"I didn't know you were married! How long ago was the divorce" said the woman seated next to me at the bar. We are acquaintances, so it didn't surprise me to hear her say that she hadn't known as much about me. It did surprise me that I had to reach for the answer.
"It'll be a year.....next week", I said.
It occurred to me just then that I was approaching the one year anniversary of the date my divorce was made final. I also realized that without even considering it, I'd agree to take a business trip, one that coincides with another friends trip, to the same city on the other side of the country that my ex-wife now lives in. I'll be there on the anniversary of our divorce.
Sara found me online the other day, knowing that I'd be coming there and said "so will you be too busy, or will I get to see you while you are here?". I told her it would be a shame to travel all that way and not at least meet for coffee, say hello. It's always been in my nature to try and keep at least some semblance of peace between myself and those I've loved and lost. I wonder if it's the right time for both of us though. I hope she's well and worry that I might be a disruption, a distraction, in her coming to terms with it all. I don't want that for either of us.

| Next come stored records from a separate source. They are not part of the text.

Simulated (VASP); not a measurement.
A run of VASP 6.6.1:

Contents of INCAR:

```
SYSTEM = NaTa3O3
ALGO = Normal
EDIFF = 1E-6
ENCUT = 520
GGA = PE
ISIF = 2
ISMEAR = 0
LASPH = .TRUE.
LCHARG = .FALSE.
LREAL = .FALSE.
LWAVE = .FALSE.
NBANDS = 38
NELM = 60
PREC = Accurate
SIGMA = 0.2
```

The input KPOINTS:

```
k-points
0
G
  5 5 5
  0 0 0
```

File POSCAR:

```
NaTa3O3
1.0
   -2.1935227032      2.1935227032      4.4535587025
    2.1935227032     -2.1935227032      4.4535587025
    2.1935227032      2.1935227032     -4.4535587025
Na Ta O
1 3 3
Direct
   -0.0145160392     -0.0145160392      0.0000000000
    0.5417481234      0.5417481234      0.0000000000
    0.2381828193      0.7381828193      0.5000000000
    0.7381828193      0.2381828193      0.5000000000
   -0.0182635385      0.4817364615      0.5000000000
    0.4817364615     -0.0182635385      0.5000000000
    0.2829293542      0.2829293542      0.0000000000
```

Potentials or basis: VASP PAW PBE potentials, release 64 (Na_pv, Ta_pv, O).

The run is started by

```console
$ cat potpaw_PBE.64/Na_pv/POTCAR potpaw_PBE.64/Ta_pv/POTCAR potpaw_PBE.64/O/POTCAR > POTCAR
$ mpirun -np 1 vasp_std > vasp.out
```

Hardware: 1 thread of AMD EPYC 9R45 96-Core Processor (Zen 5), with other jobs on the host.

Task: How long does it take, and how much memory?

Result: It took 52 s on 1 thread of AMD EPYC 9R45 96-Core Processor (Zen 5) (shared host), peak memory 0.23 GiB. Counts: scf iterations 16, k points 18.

I sat listening to music today, getting over a bad case of food poisoning, watching the afternoon rain slide down the windows, waiting for the skies to clear so I could shop for the things I'd need for this trip. I thought about why I'd come back to New Orleans and realized that I'd done just what I wanted to while I was here, but that I was ready to move on. I don't know precisely where, but I know it's time.
I've had my head turned recently in a way that I haven't before (and I don't mind admitting that despite the impossibility of it going anywhere, I didn't mind having it turned). She cooked for me, sang for me and it felt like she really saw me and not just the possibility of what I could do for her, who i could be for her.
The woman responsible for turning my head as I mentioned above is on another continent now and I'm not sure when (or if) I'll see her again. She's been my muse though; inspiring me to believe that I can in fact, find someone that will make we want again. It's been a while since I've really wanted and even in the absence of that which I want but don't have, I'm happy, grateful to have wanted again.